Those on the quest for speed often turn to motorcycles as they have higher power-to-weight ratio than nearly all production cars, at a fraction of the price of super and hyper cars. Production motorcycles first cracked the 125mph mark during the 1960s, which meant they had a little more top speed than most muscle cars and without a doubt quicker acceleration.
Honda’s CB750 was the king of 1960s motorcycles with a top speed of 125mph. The Honda had a 67bhp 736cc engine and weighed a lightweight 481lbs. Most 1969 CB750s were not equipped with fairings or windshields, which meant the rider was in the elements and felt full brunt of the wind at speed.

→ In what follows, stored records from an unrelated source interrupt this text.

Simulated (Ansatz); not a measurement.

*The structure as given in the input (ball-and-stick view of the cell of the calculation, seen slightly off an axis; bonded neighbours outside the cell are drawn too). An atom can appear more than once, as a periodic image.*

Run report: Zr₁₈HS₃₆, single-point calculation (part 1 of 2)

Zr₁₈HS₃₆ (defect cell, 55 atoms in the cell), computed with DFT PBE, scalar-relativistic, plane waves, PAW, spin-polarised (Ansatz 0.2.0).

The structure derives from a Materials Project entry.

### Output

During the 1970s manufactures began to experiment with racing technology, i.e. fairings, on production motorcycles. The Suzuki GS1000 that was able to reach 154mph could be classified as a non-stock motorcycle, but with the Dunstall fairing installed it was still under warranty so technically it was a production motorcycle. Either way it was still a fast bike, with 74bhp from a 997cc four cylinder engine. The GS1000 was a weighed a bit more than the CB750 from the 1960s at 550lbs. Without the fairing it could reach 135mph.
As the 1980s rolled around, fairings became essential parts to all fast production motorcycles, which lead to a dramatic increase in top speed across manufactures. Three motorcycles from Suzuki, Yamaha and Kawasaki could achieve over 165mph. The Yamaha FZR1000 EXUP led the way reaching 169mph. Its 1003cc four cylinder engine produced 135bhp for 1987-88 and 145bhp for 1989 and beyond.
The Guinness Book of World Records erred in granting the Honda V65 Magna as the fastest motorcycle for the 1980s, claiming that it had a “designed” top speed of 173mph. The V65 likely would not reach speeds that high, but it had the gearing to attempt it.
Today modern superbikes can reach speed approaching 200mph and even more with modifications, but how much speed is necessary? With an older motorcycle fast-enough speeds can be reached on a track and the owner can experience the thrills of riding a classic. Most former fastest motorcycles can be found around or below $5,000.